From there, the ever-changing carousel of nightly covers began, as Church's weaved a seamless tribute to Huey Lewis and the News, Kenny Loggins, Dolly Parton, the Bee Gees.
After an intermission marked by a 20-minute countdown, Church was back with "Young and Wild,” "Talladega," “Record Year’ "Desperate Man," "Kill a Word," "Pledge Allegiance to the Hag" and "The Hard Way."
“Joe's Bar changed everything for us,” Church said, speaking of the famous venue just 15 miles from Chicago's Allstate Arena, where the North Carolina native played on this given night. "We would play one night for 20 people and then the next night we would go to Joe’s Bar and sell it out. Music always wins."

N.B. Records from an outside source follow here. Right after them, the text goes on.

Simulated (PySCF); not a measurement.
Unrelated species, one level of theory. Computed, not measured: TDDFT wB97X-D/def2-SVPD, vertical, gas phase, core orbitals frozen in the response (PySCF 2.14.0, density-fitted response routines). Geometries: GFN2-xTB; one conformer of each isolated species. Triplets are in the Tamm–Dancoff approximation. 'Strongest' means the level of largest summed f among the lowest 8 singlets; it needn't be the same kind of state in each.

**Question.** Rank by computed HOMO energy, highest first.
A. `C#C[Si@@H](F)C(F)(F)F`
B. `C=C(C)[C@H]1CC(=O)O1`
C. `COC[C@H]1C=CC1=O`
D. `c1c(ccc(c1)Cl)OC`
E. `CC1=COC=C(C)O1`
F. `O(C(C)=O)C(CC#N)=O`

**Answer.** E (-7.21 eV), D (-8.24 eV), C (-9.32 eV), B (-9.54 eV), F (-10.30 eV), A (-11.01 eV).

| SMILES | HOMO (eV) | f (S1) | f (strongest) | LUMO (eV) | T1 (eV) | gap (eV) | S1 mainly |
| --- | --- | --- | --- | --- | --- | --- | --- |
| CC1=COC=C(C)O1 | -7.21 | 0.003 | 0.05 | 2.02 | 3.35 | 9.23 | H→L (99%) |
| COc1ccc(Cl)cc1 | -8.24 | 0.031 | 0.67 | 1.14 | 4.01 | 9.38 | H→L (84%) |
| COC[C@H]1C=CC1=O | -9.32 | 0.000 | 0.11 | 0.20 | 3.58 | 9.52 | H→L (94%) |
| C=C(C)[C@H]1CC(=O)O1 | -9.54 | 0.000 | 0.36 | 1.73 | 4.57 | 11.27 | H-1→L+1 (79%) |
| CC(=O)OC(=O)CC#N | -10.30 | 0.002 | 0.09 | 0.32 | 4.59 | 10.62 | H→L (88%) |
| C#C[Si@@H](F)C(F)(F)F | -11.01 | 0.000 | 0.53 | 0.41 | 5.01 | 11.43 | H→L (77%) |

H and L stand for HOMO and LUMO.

From there, he tore into “Jack Daniels” before heading down the backstage stairs to pour some shots to accompany him for “Drowning Man” and the Joanna Cotton masterpiece “Over When It’s Over."
More covers followed from music powerhouses Cheap Trick and the Beatles. “Too many people play music here (pointing to his head) and not here (pointing to his heart),” Church said. “Even if we completely screw this up, its going to be from right here (pounding his heart)."
By the end of the night, Church had racked up an impressive tally of over forty songs and countless laps around the stage. It was time for Church’s fans to exit their pews and walk out in the real world. But they were changed.